Brand Strategy Stories
Last week we looked at the elements that enable us to engage with the brand at brand story heroes
Nirvana for Marketers occurs when our brand strategies become the heroes of our ongoing brand story
Brand strategies are vital to an organization. For employees, it provides opportunity and the joy of winning, and it guides and inspires programs and initiatives. Among customers, it offers the key brand drivers of energy and visibility, as well as the opportunity for better products. For suppliers and retailers, it means increased demand and price stability.
A revitalization strategy points to a new path for a brand that may have stagnated or declined. But this new direction needs credibility, as well as support from internal and external audiences that often don’t give it easily.
A brand story can help. It can focus on the how the new approach was born. What were the trends, new consumer ‘must haves’, competitive actions or crises that led to the strategic message? What were the alternatives? Such a story can be intriguing involving and authentic.

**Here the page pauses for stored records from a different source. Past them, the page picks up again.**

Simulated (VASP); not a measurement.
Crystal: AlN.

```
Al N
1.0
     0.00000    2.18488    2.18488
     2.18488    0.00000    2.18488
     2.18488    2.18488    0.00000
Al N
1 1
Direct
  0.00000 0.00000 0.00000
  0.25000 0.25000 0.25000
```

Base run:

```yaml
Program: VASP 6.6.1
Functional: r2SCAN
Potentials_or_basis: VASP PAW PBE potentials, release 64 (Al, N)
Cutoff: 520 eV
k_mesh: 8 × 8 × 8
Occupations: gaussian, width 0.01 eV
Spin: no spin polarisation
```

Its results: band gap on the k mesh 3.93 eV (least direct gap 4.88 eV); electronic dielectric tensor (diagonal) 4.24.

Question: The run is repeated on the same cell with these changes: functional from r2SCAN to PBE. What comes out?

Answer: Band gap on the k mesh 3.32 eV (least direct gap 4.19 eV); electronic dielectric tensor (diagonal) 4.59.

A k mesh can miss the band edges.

Lou Gerstner transformed IBM when he became CEO in 1993. At the time IBM was struggling, ruled by product fiefdoms and poised to break itself up into seven different companies. To help decide, Lou solicited customer feedback by having the 50 top executives and their direct reports visit five customers each. He found that customers loved IBM but wanted to be able to buy integrated solutions from one firm.
As a result, he put an end to the breakup proposal and worked to make product and geographic silos communicate and cooperate on systems solutions under the global IBM brand. The background story would influence the firm for decades.
The first is when the new brand strategy is in progress but the end point has not been reached. The focus is thus on the future, with a roadmap for getting there. The story can clarify and motivate the new strategy and inspire employees, consumers and customers alike. The second life begins with the new plan is in place. The story then becomes a reminder of why it was needed, making the strategy clear and vivid in people’s minds. When a strategy becomes too familiar, it tends to lose influence and inspiration. The story helps keep the excitement going.
A growth story that is intriguing, involving and authentic can convince audiences that the growth will happen, that is real. It allows the brand to focus on a long-term strategy, perhaps by investing in assets that will pay off well into the future. Otherwise, short-term financial considerations can dominate a brand’s decision-making.
Consider the Amazon growth story.
The story starts with a foundation on which to build: Amazon would be the bookstore of choice, with over a million book titles to be sold at prices well below those of brick-and-mortar book retailers.
With this foundation established, Amazon had a goal: to grow at an insane rate to capture market power and economies of scale, and in areas far beyond bookselling. Note that he did not call his company books.com. It was named Amazon after the largest river inn the world because the goal was to be the largest retailer in the world, to become the everything store. Bezos talked of selling not only kayaks, but also reservations for kayak trips.
In 1996, Amazon had annual sales of just $16 million, less than 1% of those of Barnes & Noble. But Bezos had more than a goal, he had a growth story – one that he would follow for the next two decades and more. It turned out to be more successful than he imagined.
CMO Perspective – Tesla
On August 2, 2006, two years before the first Tesla car was shipped. Elon Musk presented his growth story for the company even though he was a part-timer, his day job was to run another business: SpaceX.
The core challenge was how a new electric car company could get a foothold in an auto industry with such long-established firms. His four-step growth story provides not only the answer, but also credibility and inspiration to employees, customers and investors – all groups that need to see substance as well as goals.
Musk’s memo was titled “The Secret Tesla Motors Master Plan (just between you and me)”.
- Step1: Build a high-end electric sports car (Tesla Roadstar) that performs better than existing gas-powered cars like the Porsche and has twice the energy efficiency of a Prius, and then use the proceeds to help fund the next stage.
- Step2: Build a more affordable four-door, luxury sedan (the Model S) and again use the proceeds to help fund the next stage.
- Step 3: Build an even more affordable sedan (the Model 3) that generates high-volume economies of scale.
- Step 4: During this process, provide zero emission, electric power generation options using modestly sized and priced solar panels from Musk’s SolarCity that can be employed to recharge the Tesla batteries.
News items about Tesla’s journey became part of the growth story.
The plan played out, and in July 2016 Musk added four new elements. Create solar roofs for homes integrated with battery storage. Build cars for all major market segments. Develop a self-driving capability 10 times safer than human drivers. And enable cars to be rented to others when not to use.
It seems risky to bet against the growth story of Musk.